Absolute pitch, the ability to identify or produce the pitch of a sound without a reference point, has a critical period, i.e., it can only be acquired early in life. However, research has shown that histone-deacetylase inhibitors (HDAC inhibitors) enable adult mice to establish perceptual preferences that are otherwise impossible to acquire after youth. In humans, we found that adult men who took valproate (VPA) (a HDAC inhibitor) learned to identify pitch significantly better than those taking placebo—evidence that VPA facilitated critical-period learning in the adult human brain. Importantly, this result was not due to a general change in cognitive function, but rather a specific effect on a sensory task associated with a critical-period.
I think it's not so cut-and-dry. As a violinist, I can recognize absolute violin pitches, but can't do so with other instruments. This is definitely a learned skill; presumably there's something about the timbre of the different pitches that my brain has memorized after so many years of playing.

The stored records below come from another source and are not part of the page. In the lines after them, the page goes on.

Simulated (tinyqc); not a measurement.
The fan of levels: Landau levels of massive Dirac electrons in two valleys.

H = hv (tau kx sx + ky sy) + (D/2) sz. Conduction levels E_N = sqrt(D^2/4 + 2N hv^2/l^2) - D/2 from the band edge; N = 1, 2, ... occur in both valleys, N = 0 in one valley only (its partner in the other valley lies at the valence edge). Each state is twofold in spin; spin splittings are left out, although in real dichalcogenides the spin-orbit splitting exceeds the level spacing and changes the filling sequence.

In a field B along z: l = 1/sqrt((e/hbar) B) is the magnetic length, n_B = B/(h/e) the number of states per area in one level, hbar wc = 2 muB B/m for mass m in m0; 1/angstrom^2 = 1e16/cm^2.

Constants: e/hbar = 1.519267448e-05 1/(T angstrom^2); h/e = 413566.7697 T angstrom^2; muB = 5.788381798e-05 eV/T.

However someone with "true" perfect pitch is able to detect pitches across instruments (or even a sine wave) and can distinguish minute differences in pitch; for example, someone with perfect pitch can tell that an instrument has been tuned to A415 (a typical tuning for Baroque music) instead of the standard A440.
The difference between A=415 and A=440 is not "minute" at all; it's a full half-step difference!
Also, no: absolute pitch does not necessarily confer the ability to distinguish very small differences in pitch. Many people with perfect pitch can name a given note if played, but can't reliably identify if the pitch in question is 5 or 10 cents off. This is a common misconception.
Similar thing here. I'm a pianist, and while I don't have perfect pitch, there are certain piano chords that I can pick out and definitively say, "That's an F major, root position, with the root just over middle C". But other chords or even individual notes – I'm not able to distinguish them in that way.
You're talking about relative pitch, not perfect (absolute) pitch. Any competent musician will have excellent relative pitch, which is the ability to recognize intervals between pitches. This is necessary for transcription, learning music by ear, jamming, etc.
Perfect pitch means that, if someone plays a sine wave with no context, you can tell what pitch it is.
We had a guy in our college band with perfect relative and absolute pitch. One time we walked out of the dorms and the AC was squealing on top the building across the street.
"Hey Dave, what note is that?"
"Do you really want to know?"
heads nod
"It's a G"
One of the other tales was someone with true perfect pitch could tell the difference between A at 440 vs 441 hz.
I've seen this. When I was in grad school I was playing with assembly language to click a speaker in a timed loop, such that it would generate A440.
I played it to my coworker who was working in my lab, and he said: "I'm a singer and I have perfect pitch. THat isn't A440, it's slightly low. Probably one hertz."
I checked my code and indeed, I had miscomputed the timer, it was slightly longer than it should have been. Fixed the code and he confirmed it sounded better, but not absolutely perfect.
AC squealing (and a lot of other noises that are somehow synchronous to the grid frequency) would be a slightly off G outside of North America (slightly to high, G is ~49 Hz and the grid frequency almost everywhere is 50 Hz), no need for perfect pitch to guess that.
In North America (60 Hz grid frequency), I'm not quite sure whether one would recognise it as a A# (58.3 Hz) or a B (61.8 Hz).
> Perfect pitch means that, if someone plays a sine wave with no context, you can tell what pitch it is.
What bothers me about that definition is that it doesn't specify accuracy. If I play a sine wave at 498.753 Hz, how many of those decimal places will someone with perfect pitch get correct? Since classical music is based on discrete notes with intervals of at least a semitone, maybe an error of less than half a semitone is acceptable, because that's enough to sort a note into the correct bucket? But then what's the average error for people who don't have perfect pitch?
I think it's like: at which point it's a sharp A or a flat A#? Because when we talk about perfect pitch, is in a musical context, in the sense that a person can tell the note that would classify that wave, even without knowing how many Hz it is
At which point red becomes orange, brown, pink? What about cherry, coral? We describe color names by association — sky blue, grass green, ochre, rose, pink, violet. Rick Beato pointed that children catch names by association with a song.
> average error for people who don't have perfect pitch
I've tried once with a kid 10 years old, she expected and answered C, D, E, while I was playing same note (unison) with long pause on harmonica. Our perception skewed by our believes. I've heard same applies to drawing — one has to learn to see.